© Copyright 1995-2017, Clay Irving <clay@panix.com>

Mule Notes

Mule notes are created when there are changes to the note's plate number, and occur on large and small notes. Mules are produced in several ways — The first and most common mule is leftover stock of backs that were already printed from the previous series. The second occurs when old plates are reused. The 629 and 637 backs were produced later when the Bureau of Engraving and Printing discovered these two plates were left over and produced notes from them.

Some mule notes are scarce, while some are not. Sometimes the non-mule note is scarcer than the mule note for a given series. Mules are an intriguing part of collecting small size United States paper money.

Large Note Mules

Beginning in 1921 when Frank White took office, new back plates were created for notes being printed and the location of the plate number was changed — Detailed information can be found in The Comprehensive Catalog of United States Large Size Star Notes by Doug Murray.

Small Note Mules

Beginning in 1938 the plate number size changed from 0.5mm (termed "micro") to 1.0mm (termed "macro"). A small note mule is a note that has a micro plate number on one side and a macro plate number on the other. For $1 Silver Certificates this transition for the obverse side was between Series 1935 and 1935A. For all other Federal Reserve Notes and higher demonination Siver Certificates, the transition was between Series 1934 and 1934A. For $2 United States Notes, it was for Series 1928C and 1928D. For $5 United States Notes, it was for Series 1928B and 1928C.

Most small size mule notes have different size front and back plate numbers, but that doesn't necessarily make them mule notes — For example, the Series 1981 $1 Federal Reserve Note Back Plate Number Engraving Error with a 0.8mm back plate number is not a mule note.
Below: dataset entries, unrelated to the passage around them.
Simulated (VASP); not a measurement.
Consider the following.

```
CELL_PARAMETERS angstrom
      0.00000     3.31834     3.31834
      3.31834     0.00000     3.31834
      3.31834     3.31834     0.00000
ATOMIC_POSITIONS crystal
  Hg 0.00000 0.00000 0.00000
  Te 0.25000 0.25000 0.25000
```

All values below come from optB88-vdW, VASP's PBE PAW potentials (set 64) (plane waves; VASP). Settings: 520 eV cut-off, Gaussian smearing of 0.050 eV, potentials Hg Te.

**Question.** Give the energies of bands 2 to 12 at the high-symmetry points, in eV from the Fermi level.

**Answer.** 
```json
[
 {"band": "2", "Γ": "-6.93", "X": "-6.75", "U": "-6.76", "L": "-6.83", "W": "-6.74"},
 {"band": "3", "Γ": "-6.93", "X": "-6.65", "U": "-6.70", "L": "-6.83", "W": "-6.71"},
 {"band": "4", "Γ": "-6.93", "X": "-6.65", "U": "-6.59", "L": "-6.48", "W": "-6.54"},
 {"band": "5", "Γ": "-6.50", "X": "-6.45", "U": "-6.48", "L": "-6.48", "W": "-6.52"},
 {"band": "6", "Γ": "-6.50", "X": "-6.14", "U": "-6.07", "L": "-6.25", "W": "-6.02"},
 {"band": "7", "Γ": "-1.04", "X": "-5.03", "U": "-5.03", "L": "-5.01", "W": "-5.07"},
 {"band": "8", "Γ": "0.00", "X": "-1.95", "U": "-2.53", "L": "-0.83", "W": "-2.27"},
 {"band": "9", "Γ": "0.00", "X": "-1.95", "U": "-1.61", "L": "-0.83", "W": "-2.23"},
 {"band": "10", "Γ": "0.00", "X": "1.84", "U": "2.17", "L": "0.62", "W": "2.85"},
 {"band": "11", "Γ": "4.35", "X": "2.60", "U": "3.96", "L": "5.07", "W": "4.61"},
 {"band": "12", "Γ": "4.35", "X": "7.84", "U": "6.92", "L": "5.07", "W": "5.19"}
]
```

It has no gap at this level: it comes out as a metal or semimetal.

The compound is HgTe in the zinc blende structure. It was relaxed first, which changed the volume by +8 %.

A mule note is simply a Series of notes that uses back plates from a differnet Series. Mule notes can be produced by using back plates from a prior Series — The Series 1963 $1 Federal Reserve Note, for example, has new face plates, but uses back plates from Series 1957 B $1 Silver Certificates. Mule notes can also be produced by using back plates from a newer Series — Series 1934 $5 Federal Reserve Notes with back plate numbers 939 are Series 1934 faces with Series 1934 A backs!

Plate number on obverse side of Series 1928C $5 United States Note Mule Plate number on reverse side of Series 1928C $5 United States Note Mule Plate number on reverse side of Series 1934 $5 Federal Reserve Note

Obverse of Series 1934A $5 Silver Certificate Mule Note overlayed on reverse of the same note to illustrate size difference of plate numbersObverse of Series 1934A $5 Silver Certificate Non-Mule Note overlayed on reverse of the same note to illustrate same size of plate numbers

During the transition to all macro plates, both micro and macro plates were in use. Usually these different plates were side-by-side on the same press. This occurred because the BEP had a standard economic policy of using up obsolete plates rather than scrapping them. Whenever micro faces are paired with macro backs, or macro faces are paired with micro backs, a mule is produced.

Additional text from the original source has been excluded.